"Somehow, I had never gotten around to reading CITY OF NIGHT by John Rechy. During one of my research perambulations across Basel, a copy of it crossed my path at arcados, Rheingasse 63. After a couple of passing references, the Los Angeles area makes its substantial entrance on page 87 with the following passage: 'SOUTHERN GALIFORNIA, WHICH IS SHAPED SOMEWHAT like a coffin, is a giant sanatorium with flowers where people come to be cured of life itself in whatever way... This is the last stop before the sun gives up and sinks into the black, black ocean, and night-usually starless here-comes down.'"
Contributors: Karola Grässlin, Astrid Wege, Bennett Simpson and Stephen Prina
Publisher: Verlag der Buchhandlung, Walther König, Köln 2008
Language: German, English
Softcover: 172 pages
10 x 8.5 in
ISBN: 978-3865605122
About the artist
Stephen Prina (b. 1954, Galesburg, IL)
Stephen Prina is an American artist, musician, and composer, born in 1954 in Galesburg, Illinois. He currently splits his time between Los Angeles, California and Cambridge, Massachusetts where he is a professor at the Department of Visual and Environmental Studies (VES) at Harvard University. Prina received his B.F.A. from the Northern Illinois University and an M.F.A. from the California Institute of the Arts.

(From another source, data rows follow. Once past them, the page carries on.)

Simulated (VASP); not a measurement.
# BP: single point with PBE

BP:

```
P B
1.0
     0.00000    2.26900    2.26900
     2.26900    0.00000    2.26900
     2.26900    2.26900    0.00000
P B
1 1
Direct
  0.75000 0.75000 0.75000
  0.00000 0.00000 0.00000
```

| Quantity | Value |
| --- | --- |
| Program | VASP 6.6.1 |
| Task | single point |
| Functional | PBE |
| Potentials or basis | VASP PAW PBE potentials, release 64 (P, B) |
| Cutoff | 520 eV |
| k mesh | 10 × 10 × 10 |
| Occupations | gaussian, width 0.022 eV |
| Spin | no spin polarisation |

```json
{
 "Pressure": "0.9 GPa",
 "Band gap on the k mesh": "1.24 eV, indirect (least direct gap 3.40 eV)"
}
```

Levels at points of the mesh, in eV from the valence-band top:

Prina works in a variety of media including musical performances. Each piece is related in some way and develops in a series of long-term projects that he frequently rearranges and re-presents in different exhibition and associative contexts.
Stephen Prina’s work has been shown in solo exhibitions worldwide. Solo exhibitions include English for Foreigners, Museo Tamayo, Mexico City (2020); galesburg, illinois+, Sprüth Magers, Los Angeles; Stephen Prina, Museo Madre, Naples, Italy (2017) ¡HOLA! ¿QUÉ TAL?, Galerie Gisela Capitain, Cologne (2014); Carve Out a Space of Intimacy, Capitain Petzel, Berlin (2011); Stephen Prina: Modern Movie Pop, Contemporary Art Museum St. Louis (2010); Stephen Prina, Bergen Kunsthall, Bergen (2009); The Second Sentence of Everything I Read is You, Staatliche Kunsthalle Baden-Baden, Baden-Baden (2008); The Queen Mary, Petzel Gallery, New York (2006); Gaylen Gerber with Stephen Prina, The Art Institute of Chicago, Chicago (2002); and To the People of Frankfurt am Main: At Least Three Types of Inaccessibility, Frankfurter Kunstverein, Frankfurt am Main (2000), among others.
Prina’s work has also been included in numerous group exhibitions, including Familienbande, Museum Ludwig, Cologne (2019); Double Lives: Visual Artists Making Music, MUMOK, Vienna (2018); Painting 2.0: Expression in the Information Age, Museum Brandhorst, Munich (2016); Take it or Leave It: Institution, Image, Ideology, Hammer Museum, Los Angeles (2014); Outside the Lines, Contemporary Arts Museum Houston (2013); This Will Have Been: Art, Love & Politics in the 1980s, Walker Art Center, Minneapolis (2012), traveled to Institute of Contemporary Art, Boston; Museum of Contemporary Art Chicago; Von realer Gegenwart, Kunsthalle Düsseldorf (2010); Yokohama Triennal, Yokohama; Whitney Biennial, Whitney Museum of American Art, New York (2008); Oh Girl, it’s a Boy!, Kunstverein München, Munich (2007); Who’s afraid of Red, Yellow and Blue? Positionen der Farbfeldmalerei, Staatliche Kunsthalle Baden-Baden, Baden-Baden; Los Angeles, 1955-1985, Centre Pompidou, Paris (2006); Make Your Own Life: Artists In and Out of Cologne, Institute of Contemporary Art, University of Pennsylvania, Philadelphia; The Power Plant, Toronto; Henry Art Gallery, Seattle; Museum of Contemporary Art, North Miami; in capital letters, Kunsthalle Basel (2002); Adorno. Die Möglichkeit des Unmöglichen, Frankfurter Kunstverein, Frankfurt am Main; Beau Monde: Toward a Redeemed Cosmopolitanism, SITE Santa Fe, Santa Fe (2001); Departures: 11 Artists at the Getty, The J. Paul Getty Museum, Los Angeles (2000); Crossings: art to see and to hear, Kunsthalle Wien, Vienna (1998); Allegories of Modernism: Contemporary Drawing, Museum of Modern Art, New York (1992), among many others.
His work can be seen in public collections at the Tate, London; Carnegie Museum of Art, Pittsburgh; Hammer Museum, Los Angeles; Museum Boijmans-van Beuningen, Rotterdam; Museum of Contemporary Art, Los Angeles; Museum of Modern Art, New York; Museum Ludwig, Cologne, and the Whitney Museum of American Art, among others.